In this lecture, prof Frederic Scheuller introduces the concept of the tangent vector space defined the following way by introducing the concept of velocity at a point:
Let $(M,\theta,A)$ be a smooth manifold, and a curve $\gamma: R \to M$ at least $C^1$(One differentiable and derivative is continous). Suppose $\gamma(\lambda_o)=p$, then the velocity at $p$ is defined as:
$v_{\gamma,p} : C^{\infty} (M) \to R$Where $C^{\infty}(M) := \{ f: M \to R | f \text{ is a smooth function} \}$ equipped with an addition of the form $$(f+g)(p)= f(p) + g(p)$$
and s multiplication of the form $$( \lambda \cdot g)(p) = \lambda g(p)$$ where the addition and scaling is in the same sense as operations we define on the real numbers
From 1:23 of the video , time stamped link
The above is fine and more or less intuitive, but what bothers me is what happens at 52:51, where he takes the derivative of the following object:
$$[ \partial_i( f \circ x^{-1})] x (p)$$
I am not sure what the object of $\partial$ is precisely meant to mean but I can say that (this is one of my doubts) :
$p$ is the geometric point on the manifold
$x$ is the function which takes us from the manifold to the point on the chart corresponding to it
$x^{-1}$ is the function which inverts the point on the chart to the point on the manifold
$f$ is a function from a point on the manifold to real number line
This is where I get confused, if $x^{-1}$ maps from points on the chart to geometric points on the manifolds and f takes that as an input, so what would it mean to take derivative of such a thing? The professor even points this out at around 55:40 but doesn't explain what exactly he has written.
Thanks in advance.
Best Answer
Very clearly $(\partial f\circ x^{-1})x(p)$ is not what was written on the board; I assume you just made a typo. What was written is $[\partial_i(f\circ x^{-1})](x(p))$. This is simply the $i^{th}$ partial derivative of the function $f\circ x^{-1}:x[U]\subset\Bbb{R}^d\to\Bbb{R}$ evaluated at the point $x(p)$. Now this is really just basic multivariable calculus at this point. If you want everything explicitly in terms of limits, we have \begin{align} \frac{\partial f}{\partial x^i}(p)&:= [\partial_i(f\circ x^{-1})](x(p))\\ &:=\frac{d}{ds}\bigg|_{s=0}(f\circ x^{-1})(x(p)+se_i)\\ &:=\lim_{s\to 0}\frac{(f\circ x^{-1})(x(p)+se_i) - (f\circ x^{-1})(x(p))}{s}\\ &=\lim_{s\to 0}\frac{(f\circ x^{-1})(x(p)+se_i)-f(p)}{s}, \end{align} where $e_i=(0,\dots, \underbrace{1}_{\text{$i^{th}$ spot}},\dots, 0)\in\Bbb{R}^d$. The first equal sign is a definition for the symbol on the LHS in terms of usual partial derivatives. THe next equal sign is simply the definition of the $i^{th}$ partial derivative. The next equal sign is just the definition of a (single-variable) derivative in terms of a difference quotient. The last equal sign is just by definition of composition.
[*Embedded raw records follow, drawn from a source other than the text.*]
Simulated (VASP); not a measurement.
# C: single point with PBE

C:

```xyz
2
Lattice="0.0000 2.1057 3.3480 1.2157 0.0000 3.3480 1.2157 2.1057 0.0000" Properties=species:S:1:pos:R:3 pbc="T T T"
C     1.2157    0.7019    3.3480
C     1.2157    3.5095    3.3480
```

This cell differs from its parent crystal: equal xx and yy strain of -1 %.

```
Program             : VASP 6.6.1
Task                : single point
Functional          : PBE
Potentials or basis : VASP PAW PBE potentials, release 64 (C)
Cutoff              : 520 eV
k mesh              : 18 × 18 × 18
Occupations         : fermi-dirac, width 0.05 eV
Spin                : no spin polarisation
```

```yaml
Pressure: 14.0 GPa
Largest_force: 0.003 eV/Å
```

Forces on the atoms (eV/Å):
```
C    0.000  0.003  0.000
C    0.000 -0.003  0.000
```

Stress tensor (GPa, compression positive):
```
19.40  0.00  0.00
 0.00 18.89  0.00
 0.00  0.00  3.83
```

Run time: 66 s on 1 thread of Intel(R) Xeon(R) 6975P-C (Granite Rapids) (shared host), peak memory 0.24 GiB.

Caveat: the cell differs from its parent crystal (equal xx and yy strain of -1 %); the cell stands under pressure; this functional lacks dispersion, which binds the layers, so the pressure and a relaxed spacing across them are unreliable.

Here everything makes perfect sense. $f\circ x^{-1}$ is a function from an open subset $x[U]$ of $\Bbb{R}^d$ into $\Bbb{R}$. $x(p)$ is an element of $x[U]$. So, by openness, if $s\in\Bbb{R}$ is small enough, then the points $x(p)+se_i$ lie in $x[U]$. Thus, it makes sense to plug these into $f\circ x^{-1}$.